3) The whole of agri-business is self defeatist and not sustainable. Go vegetarian.
4) Buy foods localy and from other markets. Just because it is local does not make it better for your local economy. Moreover you can be helping another/other than local economy with your purchase.
5) organic is largely a marketing tool, and is only slightly better than the large scale commercial method or raising chickens/eggs.
6) Think through you purchases. Often you are doing more harm.
Over all, this article has raised some hackles. Good. Perhaps people will think some things through in regaurds to the ideas presented.
Jeffrey Koetje, M.D.: Why are so many people so threatened by the mere suggestion that the Life that permeates all living things obligates us to act ethically, kindly, tenderly in our interactions with each other and with the natural world which is our home and family?
Guilt over all the lip service we pay to being the high-minded, "moral" humans as we go on acting, as a species, in many instances worse than, or at most little different than, the animals we proclaim ourselves to be superior to.
Krzmarzick: boy=rat?
Hmmm, did you read the same article the rest of us did?
Xanthro: chicken behavior is cruel?.
Nowhere near as cruel as ours. It isn't about chicken behavior. It's about ours.

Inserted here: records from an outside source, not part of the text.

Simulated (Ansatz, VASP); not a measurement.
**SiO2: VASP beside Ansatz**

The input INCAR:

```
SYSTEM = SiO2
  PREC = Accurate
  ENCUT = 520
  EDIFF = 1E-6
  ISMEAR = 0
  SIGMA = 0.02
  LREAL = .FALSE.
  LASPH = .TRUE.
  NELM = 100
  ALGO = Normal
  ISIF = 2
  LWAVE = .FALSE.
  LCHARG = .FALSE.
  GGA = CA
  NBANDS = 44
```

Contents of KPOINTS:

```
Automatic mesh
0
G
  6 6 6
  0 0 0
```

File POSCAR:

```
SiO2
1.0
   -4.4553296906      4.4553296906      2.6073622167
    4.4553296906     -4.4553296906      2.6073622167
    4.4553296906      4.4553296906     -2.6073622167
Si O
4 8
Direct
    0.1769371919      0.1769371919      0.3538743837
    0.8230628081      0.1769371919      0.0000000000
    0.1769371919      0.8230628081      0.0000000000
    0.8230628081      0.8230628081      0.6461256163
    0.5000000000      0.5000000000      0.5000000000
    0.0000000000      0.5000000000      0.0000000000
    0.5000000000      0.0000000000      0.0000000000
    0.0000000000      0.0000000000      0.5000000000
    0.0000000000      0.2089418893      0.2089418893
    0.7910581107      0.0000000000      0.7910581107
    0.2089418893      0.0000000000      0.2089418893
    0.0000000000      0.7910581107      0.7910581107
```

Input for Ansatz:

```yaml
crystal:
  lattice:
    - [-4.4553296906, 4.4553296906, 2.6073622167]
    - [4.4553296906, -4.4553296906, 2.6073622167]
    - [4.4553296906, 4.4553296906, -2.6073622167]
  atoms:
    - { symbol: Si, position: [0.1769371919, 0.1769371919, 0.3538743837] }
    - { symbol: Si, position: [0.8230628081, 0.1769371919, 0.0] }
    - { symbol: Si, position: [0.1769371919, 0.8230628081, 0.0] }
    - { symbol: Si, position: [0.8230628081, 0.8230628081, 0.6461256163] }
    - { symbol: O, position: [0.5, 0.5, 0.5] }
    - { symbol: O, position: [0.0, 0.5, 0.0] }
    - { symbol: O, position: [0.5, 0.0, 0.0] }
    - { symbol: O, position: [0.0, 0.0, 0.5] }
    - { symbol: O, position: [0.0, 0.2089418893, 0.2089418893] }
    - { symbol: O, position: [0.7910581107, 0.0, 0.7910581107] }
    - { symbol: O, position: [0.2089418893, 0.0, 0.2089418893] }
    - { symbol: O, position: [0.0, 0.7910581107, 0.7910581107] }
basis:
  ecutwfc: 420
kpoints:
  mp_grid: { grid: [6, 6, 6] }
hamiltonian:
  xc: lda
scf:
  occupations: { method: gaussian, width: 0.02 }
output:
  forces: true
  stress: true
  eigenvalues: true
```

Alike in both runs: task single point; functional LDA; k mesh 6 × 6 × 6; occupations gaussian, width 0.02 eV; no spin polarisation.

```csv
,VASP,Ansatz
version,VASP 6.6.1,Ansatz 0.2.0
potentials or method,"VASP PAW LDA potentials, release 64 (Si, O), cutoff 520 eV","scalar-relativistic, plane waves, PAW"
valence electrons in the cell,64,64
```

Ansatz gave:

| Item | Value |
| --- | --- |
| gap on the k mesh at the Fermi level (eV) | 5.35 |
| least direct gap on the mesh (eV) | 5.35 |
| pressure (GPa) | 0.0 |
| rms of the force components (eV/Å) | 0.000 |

Euaell Gibbons: justify beastiality?
He was trying to explain it, not justify it.
I have heard Peter Singer speak since he took his position at Princeton several years ago, and what strikes me about him most is the intensely passionate and irrational reactions that he evokes in people. So, even though I don't agree with everything he says, he always presents his arguments in such an articulate and thoughtful way that I find myself wanting to defend him to his hysterical detractors, because his arguments deserve, and are worth, some thought. (He has already been well represented in this letters section, so I don't have to reiterate the obvious points.)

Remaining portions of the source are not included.